A2 – The Object Box
The Object Box: A Useless Thing – exploring options
One of my two ideas I want to proceed with for my assignment is the Object Box. A box of items that the beholder can engage with, driven by curiosity to open and to unfold, and desire to make sense out of it. Inspired by my travel life and initial object-box performance of opening the box and a step by step removal of objects, a spatial and temporal displacement.
I would consider this as a sculptural painting and a display of objects questioning the notion of a painting as an object. This might be seen in the context of Marcel Duchamp’s (1935-41) Boîte en valise. Duchamp’s work is a collection of items made by him in the past, alongside one original piece (he made a limited edition of 20) and addressing ‘museums’ ever-increasing traffic in reproductions and question the relative importance of the “original” work of art. (The Museum of Modern Art (1999). For me, it is not about institutional operations, but more about the experience and question how we build relationships to objects around us.
Another source of inspiration for me is the work of Bianca Baldi (2014) Zero Latitude.. Her work can be seen in context of colonialism through leveraging the aesthetic appeal of the Louis Vuitton’s Explorer Bed produced in the 19th century. The physical action of unfolding as a conceptual deferral to the colonial endeavors by De Brazza’s journey along the Congo River. The Vuitton Explorer Bed imagined and commissioned for him. The void of the background to decontextualise and to bring forward the aesthetic appeal of the performance as an interesting feature for displacement and triggering imaginations. The unfolding of the bed not as a representation but as an object to be experienced as such.

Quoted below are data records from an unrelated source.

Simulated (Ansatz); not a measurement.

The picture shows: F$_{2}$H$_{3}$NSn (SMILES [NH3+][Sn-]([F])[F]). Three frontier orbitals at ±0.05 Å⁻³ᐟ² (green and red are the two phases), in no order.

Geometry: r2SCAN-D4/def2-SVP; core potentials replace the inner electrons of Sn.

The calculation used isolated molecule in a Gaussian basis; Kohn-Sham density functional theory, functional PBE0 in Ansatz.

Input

Objects can became cult, precious collectibles, or just trash for the bin. What makes us to decide what to do what? Is it context? Is it cultural convention? What about emotions and human conditions of curiosity and desire? An aspect that I can related to Mark Dion‘s exploration exhibited at WhiteChapel Gallery (‘Theatre of the Natural World‘).
And last not least, objects, dysfunctional things can become fetishes. My relationship with found objects became since my initial making of my object-box as a replacement for my suitcase as constant interrogation and intimate exploration. Neglected objects became meaning through painting them out, through performative arrangements and through placing them in exposed places.
Here my various approaches seeking for sense.
Idea #1: Collectibles
The following installation of made objects can possibly show a more precious appeal of ‘nonsense’ items. Possibly with the right text underneath a nice statement in a ethnographic or anthropological museum.
Derived ideas and questions:
- A make of useless and dysfunctional items, a sense of displacement to keep
- A display: To show it like this or to engage the spectator into making, arranging it? An object or a process?
Objects – packaging items – made from packaging materials – skin of commodities – after commodities taken out and away a void is left – the void articulated through the objects of no-desire.
For Karl Marx commodities are fetishes, objects valued not by its use-value, but by exchange value and disconnected from labor involved to make them. Very much what happens with art works.
“Every product is converted into a social hieroglyphic” – Karl Marx, 1867
Therefore also dysfunctional objects can be of value, and no object is not ‘useless’ enough to be not considered for further exploration. Hence, my object-box makes sense in a cultural and social setting. The question of still-life versus arranging as a process are two ways that I need to find out.
Idea #2: The Surprise Box
Or just go ahead with my initial feeling of making a box for others to see, to play with? Simplicity, and a showcase of my own learning shared with others? Some initial ideas of appropriating the OCA box (Fig. 2)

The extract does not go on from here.